Logo Questions Linux Laravel Mysql Ubuntu Git Menu
 

python: how to interrupt a regex match

I iterate over the lines in a large number of downloaded text files and do a regex match on each line. Usually, the match takes less than a second. However, at times a match takes several minutes, sometimes the match does not finish at all and the code just hangs (waited an hour a couple of times, then gave up). Therefore, I need to introduce some kind of timeout and tell the regex match code in some way to stop after 10 seconds or so. I can live with the fact that I will lose the data the regex was supposed to return.

I tried the following (which of course is already 2 different, thread-based solutions shown in one code sample):

def timeout_handler():
    print 'timeout_handler called'

if __name__ == '__main__':
    timer_thread = Timer(8.0, timeout_handler)
    parse_thread = Thread(target=parse_data_files, args=(my_args))
    timer_thread.start()
    parse_thread.start()
    parse_thread.join(12.0)
    print 'do we ever get here ?'

but I do neither get the timeout_handler called nor the do we ever get here ? line in the output, the code is just stuck in parse_data_files.

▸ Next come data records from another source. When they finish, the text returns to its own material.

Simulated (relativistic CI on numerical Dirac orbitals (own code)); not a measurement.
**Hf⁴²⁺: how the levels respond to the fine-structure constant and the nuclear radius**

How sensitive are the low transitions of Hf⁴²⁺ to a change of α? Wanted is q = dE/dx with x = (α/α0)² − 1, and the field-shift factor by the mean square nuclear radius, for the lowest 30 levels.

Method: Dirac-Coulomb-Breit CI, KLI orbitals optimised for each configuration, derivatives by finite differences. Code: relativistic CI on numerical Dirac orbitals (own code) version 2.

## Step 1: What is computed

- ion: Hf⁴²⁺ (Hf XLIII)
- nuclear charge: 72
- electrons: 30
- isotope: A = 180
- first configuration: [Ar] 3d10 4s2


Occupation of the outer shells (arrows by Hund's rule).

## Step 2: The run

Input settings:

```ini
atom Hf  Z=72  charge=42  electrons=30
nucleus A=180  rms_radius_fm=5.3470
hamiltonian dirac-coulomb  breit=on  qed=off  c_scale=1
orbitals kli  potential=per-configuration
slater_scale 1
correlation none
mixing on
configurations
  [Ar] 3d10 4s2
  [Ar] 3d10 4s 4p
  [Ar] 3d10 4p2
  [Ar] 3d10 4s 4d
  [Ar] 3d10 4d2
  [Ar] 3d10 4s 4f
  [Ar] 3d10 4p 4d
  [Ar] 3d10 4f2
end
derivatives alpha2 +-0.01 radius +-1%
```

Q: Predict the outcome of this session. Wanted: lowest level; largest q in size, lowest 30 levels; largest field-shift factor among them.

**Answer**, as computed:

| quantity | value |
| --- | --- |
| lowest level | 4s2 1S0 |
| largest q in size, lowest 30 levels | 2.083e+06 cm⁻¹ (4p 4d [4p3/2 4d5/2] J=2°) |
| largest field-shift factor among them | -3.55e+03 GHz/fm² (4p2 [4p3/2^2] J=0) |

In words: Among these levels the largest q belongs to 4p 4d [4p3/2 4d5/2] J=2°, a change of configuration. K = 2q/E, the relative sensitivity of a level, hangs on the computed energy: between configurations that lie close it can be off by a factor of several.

Even worse, I can't even stop the program with CTRL-C, instead I need to look up the python process number and kill that process. Some research showed that the Python guys are aware of regex C code running away: http://bugs.python.org/issue846388

I did achieve some success using signals:

signal(SIGALRM, timeout_handler)
alarm(8)
data_sets = parse_data_files(config(), data_provider)
alarm(0)

this gets me the timeout_handler called line in the output - and I can still stop my script using CTRL-C. If I now modify the timeout_handler like this:

class TimeoutException(Exception): 
    pass 

def timeout_handler(signum, frame):
    raise TimeoutException()

and enclose the actual call to re.match(...) in a try ... except TimeoutException clause, the regex match actually does get interrupted. Unfortunately, this only works in my simple, single-threaded sandbox script I'm using to try out stuff. There is a few things wrong with this solution:

  • the signal triggers only once, if there is more than one problematic line, I'm stuck on the second one
  • the timer starts counting right there, not when the actual parsing starts
  • because of the GIL, I have to do all the signal setup in the main thread and signals are only received in the main thread; this clashes with the fact that multiple files are meant to be parsed simultaneously in separate threads - there is also only one global timeout exception raised and I don't see how to know in which thread I need to react to it
  • I've read several times now that threads and signals do not mix very well

I have also considered doing the regex match in a separate process, but before I get into that, I thought I'd better check here if anyone has come across this problem before and could give me some hints on how to solve it.

Update

the regex looks like this (well, one of them anyway, the problem occurs with other regexes, too; this is the simplest one):

'^(\d{5}), .+?, (\d{8}), (\d{4}), .+?, .+?,' + 37 * ' (.*?),' + ' (.*?)$'

sample data:

95756, "KURN ", 20110311, 2130, -34.00, 151.21, 260, 06.0, -9999.0, -9999.0, -9999.0, -9999.0, -9999.0, -9999, -9999, 07.0, -9999, -9999, -9999, -9999, -9999, -9999, -9999, -9999, -9999, -9999, -9999, -9999, -9999, -9999, -9999, -9999, -9999, -9999, -9999, -9999, -9999, -9999, -9999, -9999, -

As said, the regex usually performs ok - I can parse several hundreds of files with several hundreds of lines in less than a minute. That's when the files are complete, though - the code seems to hang with files that have incomplete lines, such as e.g.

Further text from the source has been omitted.